I don't think WotC is helping with the continual silence and sporadic releases. If they were engaging and discussing the playtest a little more it might help things feel a little more active. For example, they could challenge people to try certain things to see how they work in play. Have weekly or bi-weekly tasks around certain mechanics. Because we're not sure what they're working on and are pretty much being left to our own devices, it's harder to engage with the playtest as an evolving game. Instead it just feels like playing an unfinished game...
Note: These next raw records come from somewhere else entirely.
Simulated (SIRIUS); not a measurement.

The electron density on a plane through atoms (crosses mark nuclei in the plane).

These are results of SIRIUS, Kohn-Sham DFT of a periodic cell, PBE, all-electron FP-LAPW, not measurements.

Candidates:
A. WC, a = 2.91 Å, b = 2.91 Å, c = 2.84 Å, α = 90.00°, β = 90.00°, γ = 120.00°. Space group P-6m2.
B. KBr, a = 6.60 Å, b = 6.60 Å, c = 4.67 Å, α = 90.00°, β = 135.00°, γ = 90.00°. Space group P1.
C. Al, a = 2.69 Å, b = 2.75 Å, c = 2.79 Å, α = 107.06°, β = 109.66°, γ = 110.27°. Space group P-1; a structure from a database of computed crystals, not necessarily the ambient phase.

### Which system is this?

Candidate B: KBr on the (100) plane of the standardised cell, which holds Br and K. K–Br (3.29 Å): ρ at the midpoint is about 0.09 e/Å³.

The game isn't ready and we've only been playtesting for less than a year-and-a-half but it might be time for a change. I'm hoping with GenCon the solidify the core mechanics and call those "done" (or at least done-ish) and move from testing the core to testing modules and expansions. Providing more content and variety might help. Let people start playing as if the game were released and let them start stories and campaigns. The feedback from that will be more reflective of play and be more useful; players get more creative when the survival of a long-term character is at stake.
 

Chris_Nightwing

First Post
I'm fatigued for the simple reason that everything we read about and discuss is, to us, entirely virtual. We haven't had a significant update in so many months it's silly. The sorts of things they've supposedly updated, improved and changed are so fundamental it's not useful to playtest the current downloadable rules.
 

steenan

Adventurer
I used to run playtest games in the beginning, but I stopped several months ago.

At the beginning, it seemed that WotC is aiming for a light ruleset, with fast combat and more narrative focus (today, I'd call it Dungeon World style). I was really interested in it. While the early packets had their weaknesses, they presented a game I wanted to play.

Then, it started to go downhill. Packages introduced more "numbers game", more mechanics-focused (as opposed to fiction-focused) options and in general moved the game further and further towards 3.x style. If I want to play this kind of game, I already have Pathfinder - and nothing I saw in the playtest suggested that Next may correct Pathfinder's problems.

I'm still tracking the changes they make in the playtest and if I see Next moving back to what I liked, I'll be back on board. But I don't expect it to happen.
 

delericho

Legend
I really wanted to get in on the playtest. I read the first packet and liked what I saw. But the issue was time - I was heavily involved in an ongoing campaign, and just didn't have time for anything else.

That campaign has now ended, and I could find time to playtest, but... I've not had a real good feeling about how the packets have progressed, it's probably too late to make changes to the things that really interest me*... and, yeah, I'm a bit fatigued with the process. If it came out today I would probably buy it, but I doubt I'll be playing until then.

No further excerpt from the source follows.